I am trying to load in the English, pre-trained, bin model from FastText, but am getting a ValueError.
Versions:
Windows-10-10.0.17134-SP0
Python 3.6.8 (tags/v3.6.8:3c6b436a57, Dec 24 2018, 00:16:47) [MSC v.1916 64 bit (AMD64)]
NumPy 1.16.2
SciPy 1.2.1
gensim 3.7.2
FAST_VERSION 0
I am running the following line:
model_fast = gensim.models.fasttext.load_facebook_model('cc.en.300.bin.gz')
However, I get this error:
ValueError Traceback (most recent call last)
<ipython-input-7-615bb517a8f5> in <module>
----> 1 model_fast = gensim.models.fasttext.load_facebook_model('cc.en.300.bin.gz')

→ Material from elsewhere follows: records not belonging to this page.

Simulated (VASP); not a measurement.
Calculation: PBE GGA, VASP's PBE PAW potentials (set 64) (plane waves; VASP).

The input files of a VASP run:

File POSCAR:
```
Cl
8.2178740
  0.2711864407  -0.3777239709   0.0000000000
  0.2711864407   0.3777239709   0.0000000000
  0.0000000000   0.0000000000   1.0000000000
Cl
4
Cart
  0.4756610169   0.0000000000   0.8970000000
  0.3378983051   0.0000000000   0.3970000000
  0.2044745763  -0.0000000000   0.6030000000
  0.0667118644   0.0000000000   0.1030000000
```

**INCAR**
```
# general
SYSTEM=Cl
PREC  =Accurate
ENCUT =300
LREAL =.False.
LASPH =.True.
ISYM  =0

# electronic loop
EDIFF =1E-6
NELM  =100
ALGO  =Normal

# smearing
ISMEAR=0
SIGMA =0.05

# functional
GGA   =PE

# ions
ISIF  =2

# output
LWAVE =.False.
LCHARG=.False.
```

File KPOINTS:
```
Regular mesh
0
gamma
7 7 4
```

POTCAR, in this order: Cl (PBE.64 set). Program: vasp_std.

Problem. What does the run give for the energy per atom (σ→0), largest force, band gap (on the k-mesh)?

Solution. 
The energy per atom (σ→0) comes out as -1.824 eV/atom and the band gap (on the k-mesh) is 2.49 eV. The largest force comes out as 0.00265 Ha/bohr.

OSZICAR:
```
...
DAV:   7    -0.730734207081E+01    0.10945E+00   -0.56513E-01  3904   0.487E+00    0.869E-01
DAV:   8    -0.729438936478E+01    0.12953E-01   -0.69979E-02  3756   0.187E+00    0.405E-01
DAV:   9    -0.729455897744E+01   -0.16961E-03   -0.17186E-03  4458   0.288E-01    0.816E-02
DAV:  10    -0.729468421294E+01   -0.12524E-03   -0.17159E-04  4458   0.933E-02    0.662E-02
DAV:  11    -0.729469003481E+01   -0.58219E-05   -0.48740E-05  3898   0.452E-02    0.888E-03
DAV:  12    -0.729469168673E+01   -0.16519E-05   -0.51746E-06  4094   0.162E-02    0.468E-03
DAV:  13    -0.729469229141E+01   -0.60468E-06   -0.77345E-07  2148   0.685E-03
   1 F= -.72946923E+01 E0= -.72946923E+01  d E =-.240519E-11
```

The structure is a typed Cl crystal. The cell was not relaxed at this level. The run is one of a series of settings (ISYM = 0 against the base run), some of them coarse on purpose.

c:\users\david\desktop\bennet~1\bennet~1\bert_t~1\env\lib\site-packages\gensim\models\fasttext.py in load_facebook_model(path, encoding)
1241
1242 """
-> 1243 return _load_fasttext_format(path, encoding=encoding, full_model=True)
1244
1245
c:\users\david\desktop\bennet~1\bennet~1\bert_t~1\env\lib\site-packages\gensim\models\fasttext.py in _load_fasttext_format(model_file, encoding, full_model)
1321 """
1322 with smart_open(model_file, 'rb') as fin:
-> 1323 m = gensim.models._fasttext_bin.load(fin, encoding=encoding, full_model=full_model)
1324
1325 model = FastText(
c:\users\david\desktop\bennet~1\bennet~1\bert_t~1\env\lib\site-packages\gensim\models\_fasttext_bin.py in load(fin, encoding, full_model)
272 model.update(raw_vocab=raw_vocab, vocab_size=vocab_size, nwords=nwords)
273
--> 274 vectors_ngrams = _load_matrix(fin, new_format=new_format)
275
276 if not full_model:
c:\users\david\desktop\bennet~1\bennet~1\bert_t~1\env\lib\site-packages\gensim\models\_fasttext_bin.py in _load_matrix(fin, new_format)
235
236 matrix = np.fromfile(fin, dtype=dtype, count=num_vectors * dim)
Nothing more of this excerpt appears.